Marxism’s 20th Century preoccupation with the working class (proletariat) versus the elite (bourgeoise) may be a tough sell in a cynical, post-globalized world — but climate crisis may have come to its rescue. At least that’s what Kohei Saito, an associate professor at Tokyo University and author of Slow Down: The Degrowth Manifesto, apparently hopes.
The so-called father of “Degrowth Communism” argues that Karl Marx was, in fact, a proponent of less is more. In any case, the planet is incapable of sustaining the endless expansionism characteristic of Capitalism as we have known it.
Fellow degrowth evangelist and anthropologist Jason Hickel, author of the book “Less Is More: How Degrowth Will Save the World.”, writes:
“Degrowth is about reducing the material and energy throughput of the economy to bring it back into balance with the living world, while distributing income and resources more fairly, liberating people from needless work, and investing in the public goods that people need to thrive.”

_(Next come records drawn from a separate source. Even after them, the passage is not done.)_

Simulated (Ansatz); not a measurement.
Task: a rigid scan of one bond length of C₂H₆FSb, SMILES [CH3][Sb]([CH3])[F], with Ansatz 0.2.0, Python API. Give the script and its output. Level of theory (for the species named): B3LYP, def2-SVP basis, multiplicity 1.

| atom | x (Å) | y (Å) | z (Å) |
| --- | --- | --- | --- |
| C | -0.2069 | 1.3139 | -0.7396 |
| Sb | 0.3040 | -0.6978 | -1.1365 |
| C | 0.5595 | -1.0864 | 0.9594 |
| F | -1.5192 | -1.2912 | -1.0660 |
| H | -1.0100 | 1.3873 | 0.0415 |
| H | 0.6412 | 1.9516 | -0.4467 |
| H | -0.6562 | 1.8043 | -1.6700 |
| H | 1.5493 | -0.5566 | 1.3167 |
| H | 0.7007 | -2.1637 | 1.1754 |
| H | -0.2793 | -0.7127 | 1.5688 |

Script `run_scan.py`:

More efficient and responsible use of natural resources isn’t a sticking point. It is the second assumption in the degrowth movement that raises red flags. After all, the innovations that gave rise to industrialization and globalization now sustain ~8 billion lives on this planet, however inequitable those lives are. Throw hundreds of years worth of growth into reverse and we won’t just live less materialistic lives; there will need to be far fewer of us to sustain quality of life!